The Legend of Zelda: A Link Between Worlds Review: The Triforce is strong with this one
Wow. That's the most fitting word to describe the greatness of Link's newest adventures, The Legend of Zelda: A Link Between Worlds. It's one of those games that you buy a game system for, and it adds to the already strong library of games for the Nintendo 3DS. A Link Between Worlds is, in its most basic form, one of the most polished, innovative and fun adventure games I've ever played. Nintendo unapologetically takes one of everyone's favorite Zelda games -- A Link to the Past -- and tweaks every aspect of it.
A Link Between Worlds takes place in the same Hyrule that you know from A Link to the Past -- but a much prettier looking one. Link's adventure involves a villainous wizard, Yuga, that's turning people into paintings and wanting to return Hyrule to the darkness he loves. After defeating Link, Yuga turns him into a painting, but a bracelet given to Link by one of the game's new characters saves him and grants him the ability to transform into a painting whenever Link wants.
Enter the game's new puzzle mechanic. The ability to turn into a painting in order to navigate Link to treasure or across dungeons is not just a gimmick -- it is well-implemented and works wonderfully. To get to some of the most challenging treasures in the game, you'll have to plot out where to go, how to get to certain walls, and when to turn into a painting. There's more strategy to the mechanic than just that. Using weapons other than the sword take from the same resource pool that dwindles down when you're a painting. The painting mechanic really shines once you're in Lorule, Hyrule's dark, inter-dimensional twin city, which has plenty of puzzles to solve.

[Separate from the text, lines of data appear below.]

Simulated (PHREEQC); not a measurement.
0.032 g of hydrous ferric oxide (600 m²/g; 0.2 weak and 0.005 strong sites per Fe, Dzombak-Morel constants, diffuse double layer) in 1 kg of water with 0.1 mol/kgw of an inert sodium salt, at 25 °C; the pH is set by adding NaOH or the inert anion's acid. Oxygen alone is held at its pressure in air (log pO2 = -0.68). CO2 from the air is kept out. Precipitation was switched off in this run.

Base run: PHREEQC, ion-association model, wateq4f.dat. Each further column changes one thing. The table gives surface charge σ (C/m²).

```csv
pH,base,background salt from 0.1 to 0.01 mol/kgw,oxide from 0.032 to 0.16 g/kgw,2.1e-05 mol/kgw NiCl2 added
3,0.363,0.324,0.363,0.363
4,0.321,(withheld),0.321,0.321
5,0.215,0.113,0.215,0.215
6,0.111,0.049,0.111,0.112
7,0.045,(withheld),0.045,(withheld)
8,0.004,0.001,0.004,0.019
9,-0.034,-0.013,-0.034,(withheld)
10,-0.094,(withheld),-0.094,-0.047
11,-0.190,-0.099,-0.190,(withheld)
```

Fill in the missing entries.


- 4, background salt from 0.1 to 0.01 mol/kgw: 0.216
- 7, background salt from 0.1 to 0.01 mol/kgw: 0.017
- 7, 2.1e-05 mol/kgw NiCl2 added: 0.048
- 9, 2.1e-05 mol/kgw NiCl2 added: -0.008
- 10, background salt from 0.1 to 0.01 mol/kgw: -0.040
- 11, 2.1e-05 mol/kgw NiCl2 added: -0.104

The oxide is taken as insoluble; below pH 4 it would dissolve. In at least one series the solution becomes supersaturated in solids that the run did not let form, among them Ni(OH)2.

A Link Between Worlds has some of the most gorgeous graphics that can be found on the 3DS. It's one of the few games that I want to play with the 3D slider switch on, and the framerate is so smooth. The visuals are a blend of retro-style graphics and a modern 3D game, and it uses a top-down view that looks very familiar, yet remarkably fresh. Not enough can be said about the love and care that went into this remodeling of Hyrule.
Combat has also been tweaked. Due to a certain person that has taken up residence in Link's house -- a resident that would find himself fitting in perfectly with the cast from Rent -- A Link Between Worlds employs a system where you rent items and equipment. In one sense, it's great that you can have every item from the beginning, which really opens up the map to go wherever you want, but in another sense, you can dump a ton of rupees into the system. Every time you die, that little freeloader comes in and swoops up all of the items you rented, so you'll have to travel back to the town, INTO YOUR HOUSE, to visit his shop and rent the items you want again.
Luckily, travel is made easy by the inclusion of a witch that picks you up on her broom and brings you to weather vanes whenever you ring a bell. It makes traveling for more convenient and less time consuming than having to run and swim everywhere. All of these changes lead to a game that doesn't hold your hand at all. There's no long, overdone tutorial. It gives you some items and a general direction, and it sends you on your way. You can go anywhere -- Hyrule is yours to explore. Tackle areas you want to tackle in whatever order you want. The storyline follows a certain path, but you aren't forced to do that the whole time. Look for treasures and overcome dungeons filled with puzzles, each with unique requirements.
One other feature that I'd be remiss to not mention is battling other players' Shadow Links that you Streetpass. You play an AI-controlled version of that Link, equipped with the items and weapons that the Streetpassed person chose. You'll find them throughout Hyrule, and you battle them for bounties with a reward of rupees. There's not punishment for losing, and only money to be gained. It's a fun little battle system that I do whenever I come across a Shadow Link. I just never win, because I suck.
The Legend of Zelda: A Link Between Worlds shot its way up to my favorite game on the 3DS. Heck, it's my favorite Zelda game, tied with Ocarina of Time. It's an amazing adventure game, not afraid to tweak things from one of the most beloved video games of all-time, and it begs for you to explore the gorgeous land of Hyrule. A Link Between Worlds is reason enough to own a 3DS, and it's one of those games that will stay with you, becoming a standard for other video games to live up to.